When I was coming up with lost novelists in my previous post, I was thinking of authors who might somehow, somewhere, be brought out in (gasp) a well-edited paperback edition. After all, there's an off chance that a brave scholar might want to expose graduate students to Bulwer-Lytton. (The students would develop permanent immunity to Bulwer-Lytton from such an exposure, no doubt, but we can't have everything. Or maybe that is having everything.) But what about books for which there probably isn't a classroom market, even though intrepid scholars everywhere would be delighted to see them on their university library's shelves? In other words, the authors born and books made for something like the Pickering & Chatto editions.
My nominees:
- Grace Aguilar: One of the best-known Jews of the nineteenth century, popular enough that complete editions of her works were being released decades after her death. Edith Wharton even stole the title of one of her novels from Aguilar. Michael Galchinsky recently did a one-volume selection for Broadview, but it would be interesting to see a complete collection that included not only Aguilar's novels, but also her poetry and nonfiction prose (including the two works of popular theology).
- Along the same lines, how about a multivolume collection of Anglo-Jewish Novelists? Let's call it From Aguilar to Zangwill: Aguilar, Israel Zangwill, the Moss sisters, Benjamin Farjeon, Amy Levy, etc.
- And let's not forget Victorian Catholic Novelists: Lady Georgiana Fullerton, Fanny Taylor, Cecilia Mary Caddell, Julia Kavanagh, Wiseman, Newman, Mrs. Wilfrid Ward, "John Oliver Hobbes"...

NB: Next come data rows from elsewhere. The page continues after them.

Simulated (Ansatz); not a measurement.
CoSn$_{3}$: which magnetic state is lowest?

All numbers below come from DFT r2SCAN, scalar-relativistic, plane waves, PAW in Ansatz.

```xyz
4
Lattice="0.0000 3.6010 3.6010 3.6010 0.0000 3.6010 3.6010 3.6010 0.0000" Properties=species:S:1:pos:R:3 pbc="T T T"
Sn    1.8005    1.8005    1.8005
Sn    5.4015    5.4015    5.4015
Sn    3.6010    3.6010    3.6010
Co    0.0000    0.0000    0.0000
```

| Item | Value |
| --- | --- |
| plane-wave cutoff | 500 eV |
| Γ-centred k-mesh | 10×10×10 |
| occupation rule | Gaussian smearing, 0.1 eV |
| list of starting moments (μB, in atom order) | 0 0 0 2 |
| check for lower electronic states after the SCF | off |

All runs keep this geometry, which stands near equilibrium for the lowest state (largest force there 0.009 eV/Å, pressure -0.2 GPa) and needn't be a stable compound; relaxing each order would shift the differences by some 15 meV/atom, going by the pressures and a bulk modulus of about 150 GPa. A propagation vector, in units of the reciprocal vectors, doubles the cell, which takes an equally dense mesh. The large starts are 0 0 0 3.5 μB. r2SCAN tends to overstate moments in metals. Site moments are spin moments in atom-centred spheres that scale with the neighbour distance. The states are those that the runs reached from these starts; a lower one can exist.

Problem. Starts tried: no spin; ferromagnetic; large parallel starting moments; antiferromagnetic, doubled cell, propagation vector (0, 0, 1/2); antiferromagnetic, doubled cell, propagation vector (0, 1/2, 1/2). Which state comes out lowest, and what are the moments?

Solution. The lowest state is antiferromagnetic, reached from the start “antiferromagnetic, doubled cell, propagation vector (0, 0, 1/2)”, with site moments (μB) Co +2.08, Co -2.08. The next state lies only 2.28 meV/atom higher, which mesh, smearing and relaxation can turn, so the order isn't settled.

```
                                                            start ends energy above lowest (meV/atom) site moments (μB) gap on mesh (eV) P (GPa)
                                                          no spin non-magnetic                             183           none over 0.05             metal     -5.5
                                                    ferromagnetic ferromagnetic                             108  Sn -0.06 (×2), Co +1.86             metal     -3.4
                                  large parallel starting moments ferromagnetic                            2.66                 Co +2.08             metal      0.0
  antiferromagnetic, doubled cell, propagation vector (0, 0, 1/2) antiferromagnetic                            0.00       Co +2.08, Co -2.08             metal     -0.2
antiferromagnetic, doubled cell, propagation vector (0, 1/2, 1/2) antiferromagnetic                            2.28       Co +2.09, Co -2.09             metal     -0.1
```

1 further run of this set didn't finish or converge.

- I think George Eliot's Daniel Deronda benefits from being read in the context of Jewish Conversion Fiction (Eliot systematically reverses all the tropes): ergo, Amelia Bristow, Charlotte Anley, E. F. Wheeler, Mrs. J. B. Webb, and my favorite didactic crook, "Osborn W. Trenery Heighway" (Gordon Trenery).
- There have been occasional attempts at republishing the work of the important Irish novelists John and Michael Banim, but nothing really systematic or complete.
- I think William Carleton belongs on my other list, given just how much time people spend writing about him--and yet, he's completely out of print in anything but POD. (Now that I think about it, this really makes no sense. Is somebody working on a scholarly edition?)
- Last but not least, I think it would be great (I would--I write about these things, remember?) to have an anthology of Fiction and the Religious Tract: lots of RTS stuff, of course, but this could be a completely ecumenical selection (there are Victorian Catholic and Jewish tract societies, after all). Tracts crop up in a number of older anthologies, especially those devoted to children's lit, but a large and varied collection would be helpful.
Under Anglo-Jewish novelists, don’t forget G[ladys] B[ronwyn] Stern. Although I have no information what happened to it in England, her family chronicle The Matriarch (1925) achieved mainstream success in the U.S., becoming the first Jewish bestseller here and the novel by which subsequent Jewish novels, especially by women, were judged—for at least the next decade.
Babette Deutsch’s Brittle Heaven, Emanie Sachs’s Red Damask, Vera Caspary’s Thicker than Water: all were favorably compared to The Matriarch as if there were no other possible precursor.
Posted by: D G Myers | June 24, 2009 at 08:26 AM
And Disraeli.
Posted by: R Lapides | June 24, 2009 at 08:56 PM
how much edmund carpenter is in print?